Humans are gifted taxonomists. We learn to classify the world as a way to tame it, to codify its messier mysteries. In the same way, we produce and organize words to convey concepts, and circumscribe people and things in the process.
French creative Andre Bloc challenged these artificial divisions. Whether engaging as engineer, architect, sculptor or editor, it was all the same for him—a way to inhabit the earth and surround oneself with beauty. Sculpture, architecture, interior design, ceramics or fine arts were all prisms of the same “unity of creation” in which Bloc deeply believed.
Bloc’s personal projects provided his own spaces of experimentation: his holiday house in Almería, as well as his house-studio in Meudon, in the outskirts of Paris. It was in the garden in Meudon that he began building “sculpture-habitacles”, spaces that can be inhabited, but remain deeply sculptural in their shapes. His first attempt, built in plaster in 1962, did not survive weathering, and was replaced with a second space in concrete and bricks, painted white with a profusion of arches and vaults, that became famous as the location for the fashion show of William Klein’s 1966 film Who are you, Polly Magoo?.
The third structure, from 1962, is a tower that rises in the garden with a peculiar geometry. After his accidental death at the age of 70, while photographing the ruins of a temple in New Delhi, the future of the house was uncertain. But the property, and Bloc’s legacy, both found a champion in French gallerist Natalie Seroussi, who bought the house over 30 years ago. Seroussi feels she is a custodian of Bloc’s work, even as she fully inhabits the spaces as her own home, saying, “It is a place for everyday life.”
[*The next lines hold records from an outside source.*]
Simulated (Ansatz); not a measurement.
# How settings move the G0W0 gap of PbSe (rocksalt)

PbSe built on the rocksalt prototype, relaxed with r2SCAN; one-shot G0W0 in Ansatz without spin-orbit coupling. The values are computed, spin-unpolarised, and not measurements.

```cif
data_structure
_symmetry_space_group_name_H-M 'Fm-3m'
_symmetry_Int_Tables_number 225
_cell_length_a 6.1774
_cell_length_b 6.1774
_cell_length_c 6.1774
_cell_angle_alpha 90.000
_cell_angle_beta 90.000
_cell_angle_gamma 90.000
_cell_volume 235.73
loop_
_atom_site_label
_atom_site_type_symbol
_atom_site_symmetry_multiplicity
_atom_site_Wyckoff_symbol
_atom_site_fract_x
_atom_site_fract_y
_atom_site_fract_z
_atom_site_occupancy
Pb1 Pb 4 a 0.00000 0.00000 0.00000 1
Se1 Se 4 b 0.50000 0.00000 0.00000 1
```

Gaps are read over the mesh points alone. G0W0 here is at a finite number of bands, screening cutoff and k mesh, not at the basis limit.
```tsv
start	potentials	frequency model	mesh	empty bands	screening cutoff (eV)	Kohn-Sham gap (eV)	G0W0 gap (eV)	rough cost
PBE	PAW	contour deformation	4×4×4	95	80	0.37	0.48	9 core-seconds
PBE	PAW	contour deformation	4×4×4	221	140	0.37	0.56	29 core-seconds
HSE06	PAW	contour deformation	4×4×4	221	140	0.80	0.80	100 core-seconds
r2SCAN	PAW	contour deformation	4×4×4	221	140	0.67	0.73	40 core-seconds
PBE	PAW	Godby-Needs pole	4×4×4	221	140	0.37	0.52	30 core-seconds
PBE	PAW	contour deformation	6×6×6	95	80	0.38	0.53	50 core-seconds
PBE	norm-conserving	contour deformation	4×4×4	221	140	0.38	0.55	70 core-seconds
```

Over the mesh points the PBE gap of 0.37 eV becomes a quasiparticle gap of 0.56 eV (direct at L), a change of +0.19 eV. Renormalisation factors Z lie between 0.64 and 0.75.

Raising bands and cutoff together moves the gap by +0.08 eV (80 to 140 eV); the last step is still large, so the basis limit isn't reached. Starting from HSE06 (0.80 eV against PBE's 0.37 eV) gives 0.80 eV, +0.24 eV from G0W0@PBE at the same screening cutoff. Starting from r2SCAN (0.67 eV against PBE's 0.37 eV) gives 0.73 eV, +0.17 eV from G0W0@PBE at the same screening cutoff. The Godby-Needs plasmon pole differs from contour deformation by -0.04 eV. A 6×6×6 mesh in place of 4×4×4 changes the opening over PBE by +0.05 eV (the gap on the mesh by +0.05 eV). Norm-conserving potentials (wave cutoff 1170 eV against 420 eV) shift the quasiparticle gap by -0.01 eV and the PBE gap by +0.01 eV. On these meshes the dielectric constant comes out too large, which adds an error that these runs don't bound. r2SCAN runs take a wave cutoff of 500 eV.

“I didn’t dream of living here, but living here is a dream. Every day is a pleasure, the house provides so many things… and plenty of ideas. Bloc had this way of making links between what’s indoors and outdoors without clearly defining the spaces, so they blend naturally. The first time I visited the house I felt I was transported somewhere else, out of time and space. The shape that ‘somewhere else’ takes is different, depending on the moment of the day, of the season…”
Like all magical places, it unveils little by little. One of the reasons is that, even if the habitacles are each unique and recognisable from the outside, Bloc didn’t want them to have an imposing presence in the garden. They are almost hidden, even more so as the trees have grown: they need to be discovered, as in a game. “He built the tower as a belvedere, to have a view of Paris in the distance, but it is also a labyrinth: one gets lost while climbing or trying to come back. Bloc didn’t have children, but mine really enjoyed playing there”.